Several Area 51 sites have made it from being mere proposals to vibrant, thriving websites.
Namely, webapps, gaming, ubuntu, webmasters, and very soon, cooking.
And we're about to have a heck of a lot more sites come out of beta. Thus, we need to handle migration of questions from site to site in a more elegant way than we do now.
Why? Well, sometimes questions are asked that just don't belong. In the spirit of preventing broken windows, we like to vote to close these questions so sites can stay tidy, useful, and on topic. We've more or less settled on the following standard close reasons:
exact duplicate This question covers exactly the same ground as earlier questions on this topic; its answers may be merged with another identical question. off-topic Questions on Stack Overflow are expected to generally relate to programming or software development in some way, within the scope defined in the faq. not constructive This question is not a good fit to our Q&A; format. We expect answers to generally involve facts, references, or specific expertise; this question will likely solicit opinion, debate, arguments, polling, or extended discussion. not a real question It's difficult to tell what is being asked here. This question is ambiguous, vague, incomplete, overly broad, or rhetorical and cannot be reasonably answered in its current form. too localized This question would only be relevant to a small geographic area, a specific moment in time, or an extraordinarily narrow situation that is not generally applicable to the worldwide audience of the internet.

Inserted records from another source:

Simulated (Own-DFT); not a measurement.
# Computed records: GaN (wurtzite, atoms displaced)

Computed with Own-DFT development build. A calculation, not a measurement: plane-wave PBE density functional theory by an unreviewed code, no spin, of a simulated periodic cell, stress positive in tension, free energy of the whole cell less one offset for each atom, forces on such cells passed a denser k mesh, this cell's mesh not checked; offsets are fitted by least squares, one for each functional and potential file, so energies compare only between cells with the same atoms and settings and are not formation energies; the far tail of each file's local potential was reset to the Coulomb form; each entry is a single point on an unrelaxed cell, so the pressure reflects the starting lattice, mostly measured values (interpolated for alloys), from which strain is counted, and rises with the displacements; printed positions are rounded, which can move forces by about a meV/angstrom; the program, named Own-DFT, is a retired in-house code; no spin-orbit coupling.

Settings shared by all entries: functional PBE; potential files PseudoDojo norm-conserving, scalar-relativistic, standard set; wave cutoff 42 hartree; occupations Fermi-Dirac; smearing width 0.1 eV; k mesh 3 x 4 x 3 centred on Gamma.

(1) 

We realized that off-topic is the launching point for deciding "if this question doesn't belong here .. where does it belong?"
We've consolidated and enhanced off-topic to better cover this scenario. Now, when you click off-topic as a close reason, we also present possible migration paths -- that is, other sites in our network that might work for these wayward off-topic questions.
Now, we are only "unlocking" migration paths that have some history of actually happening on the site. In other words, the odds of a bicycles or cooking question being accidentally asked on Stack Overflow is so vanishingly slim that we don't need to put it in the dialog or even allow it to happen at all. Whereas I constantly regretted the fact that we had amazingly good webmaster questions asked ALL THE TIME on Stack Overflow that simply had nothing to do with programming, and had to be closed as off-topic. This pained me.
No longer. I can now begin migrating questions tagged [seo] on Stack Overflow -- many of them closed, and rightly so -- to Webmasters, where they are totally on-topic! And of course, once the migration stubs are deleted, the question will properly 301 redirect to the destination site.
We're still working out all the "which sites can migrate questions to where" path definitions, and we are open to suggestions. But before you do, there are a few ground rules:
- The default is plain, no migration off-topic. That's by design. If there is ever any doubt in your mind about where a question belongs, the safest option is to vote it off-topic and let it remain on the site. Please don't vote for a migration unless you feel strongly about it.
- It takes 5 close votes to close a question and there must be consensus for a migration to occur. If there is no consensus, the question remains on the site and is closed as off-topic. This is new, and should help with some of the inappropriate accidental migrations we've seen in the past.
- Questions can never be migrated out of a meta. Metas are like black holes: questions go in, but they do not come out. This is by design and intentional.
- We don't want too many choices in the off-topic dialog. There's a practical maximum limit of about six target sites -- ideally less. Every time we present that off-topic dialog we are asking our community members to think about where this question belongs, and having too many choices leads to analysis paralysis. There should be a few clear migration targets, and beyond that ... flag it for moderator attention if it's so doggone exceptional!
If you'd like to make a case that a migration path should be unlocked between two sites -- show us examples of those questions being closed as off-topic on the site.
And, really, it's OK that there are sometimes grey areas between websites. I am a programmer, and I am a webmaster, too. The world is a very analog place and there's room for a lot of variants of questions for particular audiences. Ultimately, it's our goal to cultivate friendly relationships between compatible sites -- migration is a way for communities to support each other by cross-pollinating some questions and users in these related disciplines.